Throughout the year, I have the privilege of engaging in insightful conversations with members of our Outthinker Network of strategy leaders. These remarkable individuals are not only strategists; they are artists (one member helped establish the Dubai art fair), athletes (another was the winner of an Indian gold medal for sports shooting), creators (one left a roundtable early for a drum circle with Lenny Kravitz – yes, the Lenny Kravitz!), and thinkers, each with unique experiences that shape their perspectives. Recently, a conversation with a member who had dabbled in stand-up comedy led me to draw an unexpected parallel: a good business strategy is like a good joke.
In the world of comedy, a well-constructed joke hinges on an unexpected punchline that evokes laughter. The reaction varies—some audience members laugh immediately, while others take a moment to process, then erupt into stronger, more resounding laughter. Strikingly similar, an effective business strategy should be designed to create a ripple effect of surprise, disbelief, and eventual support.
The anatomy of a joke
- Setting the stage
- The element of surprise
- Timing and delivery
- Shared language
Setting the stage: Contextual set-up
Comedians establish the context of their jokes by detailing the scene to their audience. Similarly, a well-formulated strategy requires a clear understanding of the business landscape. Giving your audience, or in this case your stakeholders, details on competitors, potential threats from outside your industry, and emerging trends helps them grasp the scenario you’re addressing.
Much like the comic’s opening lines that establish the scenario, your strategy’s foundation provides the necessary background for your bold move.
The element of surprise: Unconventional disruption
A punchline hits hardest when it’s unexpected and incongruous with what the audience might have been thinking. Similarly, a successful strategy introduces an element of disruption that challenges the status quo. People might initially react with laughter, not because they find it amusing, but due to the sheer audacity of the idea. The audaciousness of your strategy might prompt some to dismiss it as too radical, too implausible. This is where the similarity lies—the disbelief can be transformed into inspiration, just as laughter builds in intensity as the punchline sinks in.

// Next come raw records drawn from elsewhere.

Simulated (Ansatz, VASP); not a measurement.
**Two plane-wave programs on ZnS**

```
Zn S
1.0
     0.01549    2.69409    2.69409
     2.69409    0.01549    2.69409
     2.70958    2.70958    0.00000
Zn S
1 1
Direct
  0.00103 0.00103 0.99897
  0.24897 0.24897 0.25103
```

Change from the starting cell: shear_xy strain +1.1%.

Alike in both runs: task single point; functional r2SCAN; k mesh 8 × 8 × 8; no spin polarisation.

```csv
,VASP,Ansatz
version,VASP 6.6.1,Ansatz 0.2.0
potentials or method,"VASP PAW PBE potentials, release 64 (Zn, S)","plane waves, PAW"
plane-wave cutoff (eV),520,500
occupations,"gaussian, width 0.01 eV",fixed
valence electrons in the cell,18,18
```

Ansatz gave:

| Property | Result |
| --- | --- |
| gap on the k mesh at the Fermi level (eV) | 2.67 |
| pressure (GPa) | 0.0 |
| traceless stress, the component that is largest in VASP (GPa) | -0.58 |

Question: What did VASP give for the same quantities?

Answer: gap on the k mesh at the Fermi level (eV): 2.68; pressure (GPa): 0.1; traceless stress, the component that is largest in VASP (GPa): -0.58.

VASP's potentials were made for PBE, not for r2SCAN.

Business history is filled with instances of disruptive strategies that first amused established giants. Much like comedians who build up to their punchline, these companies set the stage and then introduce a seemingly incongruent element. The punchline comes when the incongruent element is resolved in an unexpected way (this is known as the Incongruity Theory of humor). Walmart building stores in rural towns, Netflix distributing movies by mail, Tesla entering the electric vehicle (EV) market at the high-end—these moves humored Sears, Blockbuster, and GM respectively. Incumbents didn’t “get” the joke because doing so involved untangling cognitive processes, introducing mental flexibility, releasing long-held beliefs, and having the ability to switch between frames of reference. The longer you operate inside an industry, the more difficult it becomes to do any of these things.
And it’s not as if the attackers executed secret plans. Elon Musk famously had his plans for EVs posted on the Tesla website for 10 years before introducing a more affordable Tesla model. It’s rare that the incumbent can’t swat down the attacker. Rather, they choose not to because they think the attacker’s strategy is a joke.
Timing and delivery: The art of precision
In comedy, timing can make or break a joke. A well-timed pause before delivering the punchline enhances its impact. Similarly, in communicating and executing your strategy, timing is crucial. (Check out the recent blog post we wrote on Meta’s Threads timing vs. Twitter.) Choosing the right moment to execute your plan can magnify its effect.
Just as a perfectly timed punchline elicits uproarious laughter, a strategy executed at the opportune moment can lead to remarkable success.
Shared language: Building connection
Comedians often employ relatable topics or shared experiences to establish a connection with their audience. Likewise, a strategy’s success is often intertwined with its ability to resonate with stakeholders. Employing a shared language that aligns with your audience’s values, aspirations, and concerns can create a sense of unity and rally support behind your unconventional move.
The strategy comedians are killin’ it
Those who dare to disrupt the norm with audacious strategies are, in essence, the comedians of the business world. They understand the art of shocking the system, and much like stand-up comedians, they master the craft of timing their moves to perfection. Just as a comedian crafts a punchline to perfection, these visionary leaders meticulously mold their strategies to deliver maximum impact.
If your aim is to be a true disruptor in your industry, your strategy should echo the dynamics of a joke. Start by setting the context, then introduce an unexpected twist. Time your moves meticulously and speak the language of your stakeholders. Just as a well-timed punchline leaves the audience in stitches, a well-executed strategy can have a lasting impact on your industry.